Condo boards have an obligation to represent condo residents to the best of their ability.
Jonathan Fine, Senior Partner at law firm Fine & Deo, presented to YCCA members on March 28 on how condo boards get into legal trouble.
Mr. Fine identified seven ways for condo boards to avoid legal problems.
Don’t conduct board meetings as a party
Board members are expected to treat their corporation as a business. With annual revenues that can be millions of dollars per year, the potential for abuse, fraud or costly errors is significant and the level of responsibility is high. Boards should manage the property and the funds entrusted to them to ensure their building is properly maintained in terms of both
physical infrastructure and lifestyle, and that the funds are spent prudently and protected.

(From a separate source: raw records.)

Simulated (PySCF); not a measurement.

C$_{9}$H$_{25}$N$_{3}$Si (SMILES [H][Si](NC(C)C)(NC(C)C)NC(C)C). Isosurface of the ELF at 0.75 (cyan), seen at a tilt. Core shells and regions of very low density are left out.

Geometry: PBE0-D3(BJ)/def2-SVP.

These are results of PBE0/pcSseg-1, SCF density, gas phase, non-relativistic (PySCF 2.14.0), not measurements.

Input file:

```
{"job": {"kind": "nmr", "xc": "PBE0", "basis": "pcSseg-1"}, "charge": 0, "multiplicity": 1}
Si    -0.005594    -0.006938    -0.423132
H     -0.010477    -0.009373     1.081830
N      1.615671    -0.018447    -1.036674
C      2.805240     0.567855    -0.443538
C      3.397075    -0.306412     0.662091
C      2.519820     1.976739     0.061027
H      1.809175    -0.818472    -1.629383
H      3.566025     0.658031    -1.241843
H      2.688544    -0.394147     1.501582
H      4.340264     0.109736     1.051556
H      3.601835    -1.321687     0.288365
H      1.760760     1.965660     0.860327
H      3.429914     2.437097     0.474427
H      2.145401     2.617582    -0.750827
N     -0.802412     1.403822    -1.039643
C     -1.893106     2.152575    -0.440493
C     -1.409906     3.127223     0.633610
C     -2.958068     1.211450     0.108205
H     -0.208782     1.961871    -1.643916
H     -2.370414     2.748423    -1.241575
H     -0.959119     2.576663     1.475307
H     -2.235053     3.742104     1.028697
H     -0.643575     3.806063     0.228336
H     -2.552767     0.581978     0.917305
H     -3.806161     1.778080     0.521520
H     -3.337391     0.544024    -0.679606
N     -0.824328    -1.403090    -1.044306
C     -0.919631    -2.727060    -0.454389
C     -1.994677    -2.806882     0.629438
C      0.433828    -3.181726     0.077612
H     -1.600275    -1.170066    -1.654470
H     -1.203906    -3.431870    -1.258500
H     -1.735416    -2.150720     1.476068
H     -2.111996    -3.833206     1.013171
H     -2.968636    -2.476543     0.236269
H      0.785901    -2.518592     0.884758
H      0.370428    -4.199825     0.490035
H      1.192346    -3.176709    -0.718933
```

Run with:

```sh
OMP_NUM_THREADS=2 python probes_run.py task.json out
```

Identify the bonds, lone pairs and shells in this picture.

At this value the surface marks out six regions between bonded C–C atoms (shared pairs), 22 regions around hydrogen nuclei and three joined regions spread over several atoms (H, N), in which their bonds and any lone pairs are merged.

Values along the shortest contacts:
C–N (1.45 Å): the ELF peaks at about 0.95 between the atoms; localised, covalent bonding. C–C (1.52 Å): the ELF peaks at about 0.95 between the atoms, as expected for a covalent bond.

Have a working knowledge of condo legislation and documentation
Board members should review and generally understand their condo documentation (bylaws and rules) and condo legislation.
Consider political aspects of actions
Condo boards make decisions that affect people’s lives and their families. The goal should be to blend legal and political solutions where possible, bearing in mind that compliance with the law trumps political considerations.
Avoid not knowing what you don’t know
The “land of what you don’t know you don’t know” is where significant and costly errors are made. Ignorance is not an excuse. Don’t assume. When unsure, seek outside advice.
Read what you sign
Read any document you are asked to sign. A signed document acknowledges understanding and acceptance. When unsure of what a document means, ask for an explanation that makes sense before signing.
Don’t be an Internet lawyer
There is much more to the law than reading a case or statute on the Internet. Internet research can help in obtaining a general understanding, but should not replace experienced legal interpretation.
Act honestly and in good faith
Don’t ignore breaches in rules. Attend board meetings. Don’t discuss board meetings with others. Avoid negligence through intent or ignorance. Examples of not acting in good faith include failure to lien when appropriate, not obtaining a Reserve Fund Study, ignoring breaches of rules or problems that arise, and not maintaining sufficient building insurance coverage.
Mr. Fine explained that boards which act properly are protected by Section 37 of the Condo Act. It states that if you obtain a professional opinion from someone in a relevant field, and that opinion is followed, board members can’t be held liable. One of the reasons for this section is to encourage boards to obtain expertise they may be lacking.
A question and answer session after the presentation gave condo board members an opportunity to ask questions. Among the subject areas discussed;
- Exercise Rooms: A condo exercise room is not a place of business. Condos which allow a fitness instructor to conduct business, such as personal training, could be held liable if an individual is injured in the room.
- Errors & Omissions insurance for board directors: Levels and types of coverage can vary. It was recommended that a clearly worded letter explaining coverage be provided by the insurance company.
- Status Certificates: These can be signed by a director, condo manager or both. Many condo boards pass on responsibility for signing this document to the condo manager. The condo corporation does remain responsible for errors or omissions in this document. Omissions may include not disclosing repair work known to be necessary, but not reflected in the Reserve Fund Study. For this reason it was suggested that each Status Certificate be signed by both the condo manager and a director.
- Responsibility for leaks and repairs, filing liens and assessing chargebacks were also discussion topics.